Graham, this is impressive and very important work.  I haven't begun to digest 
it all, but maybe I'll start with one question to get a better understanding...

2) A ThreadLocal in the CachingServiceImpl was also leaking - the service did 
attempt to clean up in the shutdown, but it would only ever have been able to 
clear up the resources of the thread executing the shutdown, not all the other 
threads that would have processed requests.

Investigating the second issue, it turned out that this was being used to keep 
track of Request scope caches - as well as potentially leaking resources 
(across requests), this highlighted a problem in the service contract, and a 
dangerous coupling between the implementation of the services.

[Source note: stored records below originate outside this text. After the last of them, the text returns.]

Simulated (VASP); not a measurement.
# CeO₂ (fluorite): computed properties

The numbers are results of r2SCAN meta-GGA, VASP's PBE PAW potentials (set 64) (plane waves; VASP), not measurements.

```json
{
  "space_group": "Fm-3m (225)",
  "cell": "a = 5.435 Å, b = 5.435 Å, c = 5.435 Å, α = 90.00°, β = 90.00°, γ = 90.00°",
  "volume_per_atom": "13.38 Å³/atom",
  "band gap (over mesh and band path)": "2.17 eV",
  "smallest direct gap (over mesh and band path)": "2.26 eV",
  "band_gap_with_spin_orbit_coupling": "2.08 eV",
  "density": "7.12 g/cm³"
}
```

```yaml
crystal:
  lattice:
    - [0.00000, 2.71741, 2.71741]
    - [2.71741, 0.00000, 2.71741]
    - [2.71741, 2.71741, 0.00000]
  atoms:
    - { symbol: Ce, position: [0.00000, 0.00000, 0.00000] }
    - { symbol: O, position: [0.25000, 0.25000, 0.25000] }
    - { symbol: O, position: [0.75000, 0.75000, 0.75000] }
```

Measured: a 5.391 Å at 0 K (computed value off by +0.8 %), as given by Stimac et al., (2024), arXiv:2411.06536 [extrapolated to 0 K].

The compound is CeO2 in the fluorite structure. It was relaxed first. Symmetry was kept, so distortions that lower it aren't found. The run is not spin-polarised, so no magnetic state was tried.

What resources were leaking here exactly?  Leaking resources across requests 
can have some serious consequences depending on the resources, and I'm curious 
to know exactly what type of errant behavior we could expect from a 1.6.x 
version running the flawed services framework.

That's at least a starting point for me to wrap my brain around this analysis.  
Thanks for all the effort that went into this.


P.S. - Should this thread be in dspace-devel instead of tech perhaps, or did 
you want to inform a broader audience?

--
sands fish
Senior Software Engineer
MIT Libraries
Technology Research & Development
sa...@mit.edu<mailto:sa...@mit.edu>
E25-131





On Oct 4, 2010, at 7:55 PM, Graham Triggs wrote:

Hello all,

So, we've been debating the performance / resource usage of DSpace 1.6. This 
has just happened to coincide with work that I needed to do to qualify DSpace 
1.6 (and/or 1.7) for our own use. So, for the past week or so, I've been 
hammering away at profiling DSpace. This isn't a comprehensive analysis of the 
entire codebase, but focusing on the serious issue of stability and resource 
leakage.

This immediately led to finding two issues with the dspace-services code and 
it's dependencies:

1) The resources in the FinalizableReferenceQueue were leaking (this was noted 
before in a Tomcat stack trace posted here) - this could have been avoided if a 
newer version of reflectutils had been used, along with the LifeCycleManager it 
contains

2) A ThreadLocal in the CachingServiceImpl was also leaking - the service did 
attempt to clean up in the shutdown, but it would only ever have been able to 
clear up the resources of the thread executing the shutdown, not all the other 
threads that would have processed requests.

Investigating the second issue, it turned out that this was being used to keep 
track of Request scope caches - as well as potentially leaking resources 
(across requests), this highlighted a problem in the service contract, and a 
dangerous coupling between the implementation of the services.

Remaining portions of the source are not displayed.